Marshal Greenblatt, left, vice president of Marlin Steel Wire, gives a tour of the manufacturing company to Treasury Secretary Timothy Geithner.
Marshal Greenblatt, left, vice president of Marlin Steel Wire, gives a tour of the manufacturing company to Treasury Secretary Timothy Geithner. (Algerina Perna, Baltimore Sun)
There were few laugh lines in U.S. Treasury Secretary Timothy Geithner's Thursday morning address to Baltimore's business community.
But one of the biggest resulted from a bizarre off-script non sequitur Geithner made early in his speech.
Setting: Fourth-floor conference room at the Marriott Waterfront Hotel in Harbor East.
Three hundred of Baltimore's most influential business and political leaders are seated at round, white-clothed tables.
The tables are filled with plates, which are laden with food from a breakfast buffet.
The Hon. Stephanie Rawlings-Blake, Baltimore's mayor, is seated directly in front of the lectern.

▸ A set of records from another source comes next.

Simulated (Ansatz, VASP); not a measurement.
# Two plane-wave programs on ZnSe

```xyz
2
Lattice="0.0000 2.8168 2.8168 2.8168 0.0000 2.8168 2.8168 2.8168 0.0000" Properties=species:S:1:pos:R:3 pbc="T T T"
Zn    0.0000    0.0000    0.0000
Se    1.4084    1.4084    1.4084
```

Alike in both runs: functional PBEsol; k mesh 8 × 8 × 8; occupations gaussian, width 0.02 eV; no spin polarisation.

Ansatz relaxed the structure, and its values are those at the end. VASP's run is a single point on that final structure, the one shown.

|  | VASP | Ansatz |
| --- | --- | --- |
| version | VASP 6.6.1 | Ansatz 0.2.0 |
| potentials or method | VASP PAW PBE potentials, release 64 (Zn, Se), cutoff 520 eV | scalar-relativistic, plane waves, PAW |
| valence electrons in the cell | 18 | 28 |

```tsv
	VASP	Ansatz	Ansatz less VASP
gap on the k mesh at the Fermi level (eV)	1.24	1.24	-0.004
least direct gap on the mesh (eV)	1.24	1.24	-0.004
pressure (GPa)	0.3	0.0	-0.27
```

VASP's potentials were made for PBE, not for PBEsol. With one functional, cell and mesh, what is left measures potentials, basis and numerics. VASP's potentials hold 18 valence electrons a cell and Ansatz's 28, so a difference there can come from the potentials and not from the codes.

Don Fry, the head of the Greater Baltimore Committee, concludes a brief introduction. Fry relinquishes the mic to Geithner, who begins to speak to the silent crowd.
Geithner:
“Thanks, Don. Nice to see you all here. Should be a good breakfast. You look carefully at the mayor over there she’s got a nice plate of bacon and two big cups of coffee."
Undeserved laughter erupts. Beat.
Geithner:
"But I admire what she’s doing for the city and, again, it’s nice to see you all here.”
Geithner begins talking about economic policy.
End scene.
This wasn't the first time Rawlings-Blake's porcine proclivities have been publicly acknowledged.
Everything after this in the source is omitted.